1. NaNO3 = NaNO2 + O2

Let us write half reaction of the oxidation and reduction. Initially nitrogen has charge +5 And at the end of reaction it has charge +3. How do we calculate that? In NaNO3 oxygen has charge -2. Sodium has charge +1. The molecule of NaNO3 is neutral. It means that negative charges inside NaNO3 molecule must be equal to positive charges.

Na (+1) + O3 (-2 x 3) = 1 - 6 = - 5. Then nitrogen has to be + 5 to make the molecule neutral.

In NaNO2, nitrogen has charge +3. Nitrogen must receive 2 negative electrons to change its charge from +5 to +3. 5 + ( - 2) = 3 So we can write

N5+ + 2e = N3+ | 2

Oxygen initially has charge -2. At the end of reaction it becomes neutral and has charge 0.
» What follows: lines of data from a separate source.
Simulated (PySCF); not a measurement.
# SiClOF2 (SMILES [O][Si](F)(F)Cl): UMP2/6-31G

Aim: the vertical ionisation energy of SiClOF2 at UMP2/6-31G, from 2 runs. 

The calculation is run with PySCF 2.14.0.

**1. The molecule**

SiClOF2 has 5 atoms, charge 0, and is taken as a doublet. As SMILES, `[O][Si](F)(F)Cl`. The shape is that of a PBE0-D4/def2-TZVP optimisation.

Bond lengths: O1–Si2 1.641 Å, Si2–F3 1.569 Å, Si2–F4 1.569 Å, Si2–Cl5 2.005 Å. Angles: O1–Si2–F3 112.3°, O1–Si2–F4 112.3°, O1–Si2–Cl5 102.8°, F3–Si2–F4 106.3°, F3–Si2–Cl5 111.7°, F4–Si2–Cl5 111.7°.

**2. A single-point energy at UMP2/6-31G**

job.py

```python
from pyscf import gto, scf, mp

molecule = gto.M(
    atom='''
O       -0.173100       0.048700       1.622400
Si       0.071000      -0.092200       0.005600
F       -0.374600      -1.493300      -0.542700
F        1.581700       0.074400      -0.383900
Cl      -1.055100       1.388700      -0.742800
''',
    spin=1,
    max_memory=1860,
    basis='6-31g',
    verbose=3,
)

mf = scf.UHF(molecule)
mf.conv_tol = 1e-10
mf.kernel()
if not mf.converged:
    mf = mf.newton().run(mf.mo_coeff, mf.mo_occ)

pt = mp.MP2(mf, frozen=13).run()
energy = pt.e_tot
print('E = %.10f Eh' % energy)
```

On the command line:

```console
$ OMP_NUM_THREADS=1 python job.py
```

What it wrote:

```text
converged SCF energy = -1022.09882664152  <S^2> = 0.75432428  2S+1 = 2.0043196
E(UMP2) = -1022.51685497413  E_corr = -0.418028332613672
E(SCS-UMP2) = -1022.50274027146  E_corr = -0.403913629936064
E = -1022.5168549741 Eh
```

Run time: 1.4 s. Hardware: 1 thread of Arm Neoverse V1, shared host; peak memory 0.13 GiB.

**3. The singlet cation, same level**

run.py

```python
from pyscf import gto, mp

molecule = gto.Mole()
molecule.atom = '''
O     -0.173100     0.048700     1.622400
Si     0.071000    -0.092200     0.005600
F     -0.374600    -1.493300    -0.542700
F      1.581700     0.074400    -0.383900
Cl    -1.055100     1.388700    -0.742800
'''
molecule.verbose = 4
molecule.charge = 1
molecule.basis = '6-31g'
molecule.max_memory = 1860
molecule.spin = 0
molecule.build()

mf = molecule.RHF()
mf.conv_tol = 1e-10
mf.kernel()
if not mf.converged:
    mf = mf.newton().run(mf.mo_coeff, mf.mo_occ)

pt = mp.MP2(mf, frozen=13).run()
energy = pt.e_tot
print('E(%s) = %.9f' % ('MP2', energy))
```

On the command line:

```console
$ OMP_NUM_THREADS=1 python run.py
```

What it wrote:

So, we can write 2O2- - 4e = O2 | 4

Combine two half reactions and get:

N5+ + 2e = N3+ | 2
2O2- - 4e = O2 | 4

Since 2 and 4 can be divided by 2 and reduced to 1 and 2

N5+ + 2e = N3+ | 2 1
2O2- - 4e = O2 | 4 2

Now switch positions of 1 and 2

N5+ + 2e = N3+ | 2 1 2
2O2- - 4e = O2 | 4 2 1

From the above N5+ and N3+ should have coefficient 2 and oxygen should have coefficient 1.

2NaNO3 = 2NaNO2 + O2

Check the equation balance: from both sides of the equation we have 2 Na, 2 N, and 6 O. We are done!